Comdex this week will offer network executives an intriguing view of the not-too-distant wireless future.
That future includes a new high-speed wireless LAN standard that could eventually supplant 802.11b; a new generation of affordable handheld devices with built-in wireless LAN or cellular interfaces; and new public-access wireless LAN products that are a step toward keeping mobile workers linked to headquarters.
New end-user devices will take much of the limelight. Hewlett-Packard Co. is expected to release two iPaq pocket PCs, including a low-end model for about US$300. A high-end model, for about $600, will incorporate 802.11b and Bluetooth wireless interfaces. These interfaces will let the device connect to a corporate wireless LAN while working with nearby devices, such as laptops and printers, that also have the short-range Bluetooth radio interface.

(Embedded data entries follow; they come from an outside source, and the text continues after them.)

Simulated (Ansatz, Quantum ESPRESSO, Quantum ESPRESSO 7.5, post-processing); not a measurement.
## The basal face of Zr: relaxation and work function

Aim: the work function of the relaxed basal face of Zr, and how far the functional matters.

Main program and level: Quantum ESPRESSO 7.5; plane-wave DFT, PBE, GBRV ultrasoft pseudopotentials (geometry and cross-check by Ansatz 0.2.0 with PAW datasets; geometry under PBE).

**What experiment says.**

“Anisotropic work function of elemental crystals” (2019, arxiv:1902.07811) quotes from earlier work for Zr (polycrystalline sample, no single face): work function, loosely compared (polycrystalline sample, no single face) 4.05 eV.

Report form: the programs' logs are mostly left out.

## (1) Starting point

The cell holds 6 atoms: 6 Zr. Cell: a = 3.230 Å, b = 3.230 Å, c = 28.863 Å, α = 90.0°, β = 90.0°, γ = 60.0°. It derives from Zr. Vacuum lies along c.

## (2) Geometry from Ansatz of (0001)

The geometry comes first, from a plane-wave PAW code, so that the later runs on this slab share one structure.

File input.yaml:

Dell Computer Corp. is expected to shake up the handheld market by unveiling a line of Pocket PC handhelds, one for as low as $200. Details are sketchy, but a Dell document circulated recently on the Web said the handhelds will have Digital and Compact Flash expansion slots, and run one of two fast versions of Intel's Xscale chip.
Microsoft, besides boosting the new tablet PCs built by its hardware partners, will show off with Samsung what's billed as an "ultralow-cost" Pocket PC concept design. The joint effort is an attempt to lower development costs for device manufacturers. The project was unveiled last week and describes a device barely 4 by 3 inches, and weighing just 2.9 ounces in the gray-scale version. It's fitted with a Samsung Arm9-based application processor with flash memory, a multimedia card and support for Secure Digital and Secure Digital I/O expansion cards.
The first 802.11g access points and interface cards will be demonstrated at the show, with a data rate of 54M bit/sec on the same 2.4-GHz band used by 11M bit/sec 802.11b networks. Texas Instruments will announce a chipset that can support 802.11b, 802.11a and 802.11g wireless LANs. Broadcom and Intersil are unveiling chipsets that promise "universal" wireless LAN client cards and access points.
These products would let client devices automatically select whichever wireless connection was available, without requiring manual reconfiguration.
Linksys is one wireless LAN vendor that will unveil 802.11g product plans, demonstrating an access point and adapter cards that can support the higher data rates.
New architectural approaches also will be on display, including the peer-to-peer wireless LAN technology being introduced by MeshNetworks (see related story, page 21). Symbol Technologies will showcase its recently announced Mobius wireless LAN, which offers stripped-down access points that connect with a controller packed with enhanced security software and an array of switching features.
For the wireless LAN public-access market, Proxim will unveil the AP-2500, which will support 802.11a and 802.11b connections, and "dynamic address translation" to simplify the connecting process for end users. For improved security, the AP-2500 will work with Remote Authenitication Dial-In User Service and Secure Sockets Layer servers.
The Wi-Fi Alliance, an industry group promoting wireless LAN interoperability, will unveil a framework that will let users log on to various public-access nets in a consistent way, be authenticated, and have the appropriate subscriber data forwarded to their "home" wireless service provider.
The alliance also will promote its newly announced, and widely backed, Wi-Fi Protected Access software, based on work by Microsoft. The technology will incorporate a number of features contained in the IEEE 8092.11i specification, which is designed to correct a number of security weaknesses in the wireless LAN standard. IEEE ratification won't be complete until 2003, and the alliance initiative will let vendors and enterprise users deploy improved security in the meantime.